Dignity

I used the controversial term, “dignity,” at the end of my last effusion, and I might apologize to those whom it offends. I won’t apologize, of course, “I have too much dignity.” Rather, I shall explain the eccentric way in which I use the term, in this world from which it is largely retired.

To us, at least to those who are woke or equivalent, dignity is something that can be bestowed. It is frequently given as an order, with legal implications. If you don’t recognize, and celebrate, the “dignity” of another person (a sex pervert, for instance) then you are guilty of a “hate crime” and may be prosecuted in law. In this limited sense, dignity is flourishing; there is a huge number of persons who, previously objects of indifference or mere disgust among their neighbours, now qualify for police-enforced dignity.

In my own view, we should follow the hint of Friedrich Hölderlin, the German poet I am now reading through his “later odes.” True, he went mad, either from his anxieties or from his lack of them. Like other harmless madmen of the past (whether or not they could write first-rate Pindarics), he got into the habit of greeting his visitors with an excess of polite deference. Everyone, including rough and semi-literate workmen, and all but his several genuine friends, he addressed as “Your Highness,” or “Your Majesty.”

My own adaptation of this practice is to confer landed titles, in great variety. But this is immodest, for it assumes, from the point of departure, that I am the royalty.

Giving acceptable pronouns to the masses must invite confusion. “Highness” and “Majesty” are, neither of them, gendered terms, and ought to be safe and generally acceptable.

But dignity, in principle, is not something that can be bestowed, let alone demanded, or even earned. It simply is, in and of the person. (Perhaps we could include certain other animals, such as lions, or walruses.) He is dignified if he is not undignified, and the distinction is quite easily made, at a slightly prolonged glance.

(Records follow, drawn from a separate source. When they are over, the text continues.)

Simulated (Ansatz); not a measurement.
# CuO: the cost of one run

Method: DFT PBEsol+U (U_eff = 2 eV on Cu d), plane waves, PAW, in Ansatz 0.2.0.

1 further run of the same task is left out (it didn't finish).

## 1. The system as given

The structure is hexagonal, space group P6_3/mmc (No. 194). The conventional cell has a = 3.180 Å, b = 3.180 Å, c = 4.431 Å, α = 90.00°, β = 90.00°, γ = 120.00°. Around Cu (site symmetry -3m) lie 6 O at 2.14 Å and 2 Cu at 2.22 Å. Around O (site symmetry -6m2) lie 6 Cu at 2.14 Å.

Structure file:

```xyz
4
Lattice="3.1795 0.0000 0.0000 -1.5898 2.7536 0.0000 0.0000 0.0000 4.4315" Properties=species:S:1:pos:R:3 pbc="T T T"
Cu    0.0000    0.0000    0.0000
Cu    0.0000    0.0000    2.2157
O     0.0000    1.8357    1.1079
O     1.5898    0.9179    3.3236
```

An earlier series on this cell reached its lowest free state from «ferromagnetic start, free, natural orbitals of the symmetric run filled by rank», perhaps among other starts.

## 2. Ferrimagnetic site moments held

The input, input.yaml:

The term doesn’t exclusively apply to Christian humans, necessarily, or to members of any other group — whether apparently alive or dead. The worth of it does not extend beyond itself, for the highest award that can be given to a dignified person is (invariably silent) recognition of his dignity.

To the Christian, or to the gentle, all human beings have dignity, or should have, whether born or not yet born, and we live and interact with the world in recognition of this (astounding) fact. We recognize silently, the presence of dignity, and to those determined to conceal their dignity, we offer “no comment.”